Generating Interest: Scott Street Interlocking Signal Tower Generator, Toronto, Ontario

RDHA transforms an emergency generator enclosure into a refined piece of urban sculpture.

Lightly polished aluminum panels clad the emergency generator’s enclosure. Sections of panels are angled to provide natural ventilation to the equipment. Photo by Tom Arban

When RDHA was commissioned to design a new emergency generator tower to service Toronto’s Union Station, its architects saw an opportunity to design something more than a standard metal box. The enclosure, says principal Tyler Sharp, instead creates “an object of intrigue” for people driving past on Lakeshore Boulevard and the Gardiner Expressway.

Sharp’s concept took inspiration from the generator tower’s immediate neighbour: the 1930 Scott Street signal tower, a hip-roofed, Italianate structure designed by the Canadian Pacific Railway’s Chief Engineer of Buildings at the time, John Wilson Orrock.

The generator structure replicates the heritage building’s dimensions, tripartite massing, and roadway setback. In place of brick, it is rendered in lightly polished aluminum. Sections of the panels are angled open to allow for natural ventilation of the machinery within, adding texture and detail to the sculptural form. While the enclosure is rarely occupied, a service door is concealed at the east end of the façade. The result is a shimmering, abstracted twin of the nearly century-old structure.

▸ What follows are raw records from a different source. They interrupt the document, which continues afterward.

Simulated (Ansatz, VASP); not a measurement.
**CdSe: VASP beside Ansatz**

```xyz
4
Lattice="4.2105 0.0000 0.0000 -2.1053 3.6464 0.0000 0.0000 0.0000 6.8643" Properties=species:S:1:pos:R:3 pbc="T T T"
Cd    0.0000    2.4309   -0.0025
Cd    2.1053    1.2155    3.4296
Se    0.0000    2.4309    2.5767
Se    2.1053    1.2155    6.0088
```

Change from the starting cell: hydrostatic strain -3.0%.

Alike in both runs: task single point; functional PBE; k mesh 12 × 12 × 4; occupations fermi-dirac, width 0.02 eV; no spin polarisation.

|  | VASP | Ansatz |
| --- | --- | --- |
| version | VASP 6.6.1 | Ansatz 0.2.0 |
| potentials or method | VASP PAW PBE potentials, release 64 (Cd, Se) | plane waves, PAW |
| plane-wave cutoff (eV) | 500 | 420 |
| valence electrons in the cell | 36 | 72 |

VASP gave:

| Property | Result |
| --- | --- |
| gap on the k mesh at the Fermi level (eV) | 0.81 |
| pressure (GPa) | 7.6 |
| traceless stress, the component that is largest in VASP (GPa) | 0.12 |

Between the generator building and the signal tower, a concrete retaining wall is detailed with equal care: a curve at the base recalls the signal tower’s round-topped windows and gently curved roof lines, and a planter at the top will allow for ivy to cascade down its surface.

“We often get these down-and-dirty projects, and we fight to elevate them,” says Sharp. He reflects how in the 1930s, it was normal for utilitarian buildings such as the signal tower to be treated as civic architecture. “That was a generation where they put effort into infrastructure.” RDHA’s work on the accompanying generator tower aims to revive that spirit: “This is a generation that is trying to put effort into infrastructure.”

Even though the level of design involved is more complex—and convincing clients to invest in such projects can be challenging—the effort is worth it, says Sharp. “There’s so much that can be beautified in the city.”